Between December 1916 and October 1922 the Conservative Party (known at this period as the Unionist Party) was the largest partner in a coalition government led by Lloyd George. The government fell on 19 October 1922 after a famous meeting of Unionist MPs at the Carlton Club. The MPs voted to withdraw from the coalition and fight an impending general election on their own.
At a dinner at the Carlton Club in St James’s Street on 22 February, Alistair Lexden, the Club’s historian, recalled the famous meeting—the circumstances in which it was held and what happened at it. The text of his speech follows.
The Place
The famous meeting took place in the huge central hall of a very large rectangular building of little architectural distinction in Pall Mall. It stood next to that great bastion of Liberalism, the Reform Club, from which it was separated by a narrow road, quite insufficient to prevent members of the two Clubs trying to spy on each other’s political activities.
The Reform was to lose its closely observed Tory neighbour in 1940 when a Nazi bomb damaged the Carlton severely. The Club found first a temporary, and then a permanent, home in this early nineteenth century building, which happened to be empty in its hour of need.
Almost all Unionist MPs were members of the Carlton in 1922, as indeed they had been since its establishment at the time of the Great Reform Act, ninety years earlier. Many meetings of parliamentarians had been convened on its premises, but none so momentous as the one held on 19 October 1922.

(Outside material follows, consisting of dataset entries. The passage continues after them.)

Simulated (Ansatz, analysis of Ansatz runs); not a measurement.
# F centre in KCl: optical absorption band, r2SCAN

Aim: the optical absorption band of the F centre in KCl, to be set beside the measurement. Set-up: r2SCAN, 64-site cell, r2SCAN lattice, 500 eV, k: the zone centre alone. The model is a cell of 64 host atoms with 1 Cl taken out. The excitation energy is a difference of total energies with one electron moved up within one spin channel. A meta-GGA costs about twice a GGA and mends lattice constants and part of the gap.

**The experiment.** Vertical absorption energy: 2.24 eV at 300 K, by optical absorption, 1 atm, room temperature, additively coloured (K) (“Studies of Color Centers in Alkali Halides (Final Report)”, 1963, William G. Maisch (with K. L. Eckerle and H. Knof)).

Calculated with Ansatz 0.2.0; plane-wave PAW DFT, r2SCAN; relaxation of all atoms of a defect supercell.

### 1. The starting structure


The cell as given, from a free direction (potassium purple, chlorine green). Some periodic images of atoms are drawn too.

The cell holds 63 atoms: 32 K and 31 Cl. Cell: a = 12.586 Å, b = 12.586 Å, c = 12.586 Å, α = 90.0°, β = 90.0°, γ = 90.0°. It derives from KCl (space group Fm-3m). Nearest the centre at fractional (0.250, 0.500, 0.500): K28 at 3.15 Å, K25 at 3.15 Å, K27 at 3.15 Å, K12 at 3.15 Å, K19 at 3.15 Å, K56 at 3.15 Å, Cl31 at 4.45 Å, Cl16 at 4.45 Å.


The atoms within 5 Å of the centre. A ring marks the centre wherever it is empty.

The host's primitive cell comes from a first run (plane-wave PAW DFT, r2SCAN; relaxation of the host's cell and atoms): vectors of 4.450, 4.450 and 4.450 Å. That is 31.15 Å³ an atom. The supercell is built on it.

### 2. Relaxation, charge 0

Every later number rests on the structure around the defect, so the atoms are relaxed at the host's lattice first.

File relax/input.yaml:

The Man who Convened the Meeting
The meeting was called by the Unionist Party leader, Austen Chamberlain, eldest son of the great radical Joe, and the repository of all his father’s hopes for the future. He was to be the Chamberlain who reached 10 Downing Street. In October 1922 he had only held the Unionist leadership for some eighteen months, but a long parliamentary career stretching back thirty years, much of it in high office, meant that he was a politician of immense experience.
His Carlton Club meeting was supposed to bolster his leadership, but things worked out very differently. Long experience did not save him from committing serious mistakes.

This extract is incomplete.